REVIEW: All He Wants | All He Needs by C....

All He Wants Gibbs

Dear Ms. Gibbs:

The All or Nothing trilogy (or in the UK Knight trilogy) is a series of erotic romance stories that feature the same couple–Katherine Hart and Dominic Knight.  Both stories end with some cliffhanger although the first is “worse” than the second. I’m reviewing the stories together but the third doesn’t come out until Sept. 2014 even though it is available in the UK already.  (Not to mention the UK prices are a lot better than the US prices)

CC Gibbs is the pen name for Susan Johnson and I’m not revealing any secret. It’s posted on the website.  And because I love Susan Johnson books (like Pure Sin, Outlaw, the Braddock-Black series), I wanted to read these. Not only did I want to read this series but I wanted to love it.

Katherine Hart is hired by billionaire businessman Dominic Knight to trace twenty million dollars. At first she almost walks away from the job when she overhears Dominic cursing to someone on the phone. She doesn’t think she wants to work with someone like that but Dominic convinces her to stay on.

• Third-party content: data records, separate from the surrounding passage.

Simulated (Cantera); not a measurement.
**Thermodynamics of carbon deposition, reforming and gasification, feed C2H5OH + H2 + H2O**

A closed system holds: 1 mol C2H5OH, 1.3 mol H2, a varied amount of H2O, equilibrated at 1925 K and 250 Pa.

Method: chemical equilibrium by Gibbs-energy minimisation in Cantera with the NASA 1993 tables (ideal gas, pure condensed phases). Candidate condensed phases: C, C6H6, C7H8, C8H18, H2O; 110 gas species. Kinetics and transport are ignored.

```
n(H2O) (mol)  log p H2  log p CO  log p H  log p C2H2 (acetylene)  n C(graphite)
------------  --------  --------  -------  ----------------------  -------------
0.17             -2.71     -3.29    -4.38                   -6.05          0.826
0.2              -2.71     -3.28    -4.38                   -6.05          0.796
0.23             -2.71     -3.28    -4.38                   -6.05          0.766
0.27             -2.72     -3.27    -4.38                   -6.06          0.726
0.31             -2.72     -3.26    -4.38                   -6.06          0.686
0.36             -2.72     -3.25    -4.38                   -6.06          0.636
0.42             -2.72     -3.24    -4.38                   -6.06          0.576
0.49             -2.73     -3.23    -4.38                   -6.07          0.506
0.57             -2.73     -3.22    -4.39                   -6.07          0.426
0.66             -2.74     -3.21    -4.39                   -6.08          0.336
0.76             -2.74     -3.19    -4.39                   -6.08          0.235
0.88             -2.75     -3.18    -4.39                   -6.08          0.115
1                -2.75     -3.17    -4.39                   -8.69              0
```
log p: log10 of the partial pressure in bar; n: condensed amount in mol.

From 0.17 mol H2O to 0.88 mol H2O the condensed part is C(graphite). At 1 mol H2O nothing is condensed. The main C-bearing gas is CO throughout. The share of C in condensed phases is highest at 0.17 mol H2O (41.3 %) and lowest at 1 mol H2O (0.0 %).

For the most part, books 1 and 2 present a classic Susan Johnson dynamic. Uber wealthy playboy hero sets eyes on a successful woman and has to have her.  He pursues her assiduously and she resists, knowing that he is bad for her and that she doesn’t want to become another notch on his bedpost. They fall into bed and know from the strength of their lust and orgasms that the other is different.

In this series, Dominic plays at being dominant in the bedroom and sadly this is where the book falters.  Readers have been fully exposed to the BDSM lifestyle in various books, not the least of which is 50 Shades.  Dominic basically just likes to order Katherine around and worse, the lines of consent are super clear here. I know we are supposed to understand that this turns her on but we don’t always see it.

“And if you do as you’re told, I’ll screw the hell out of you because that’s what you want, isn’t it?” He could see the fury in her eyes, but he forced her to answer. “That’s what you came here for, right?”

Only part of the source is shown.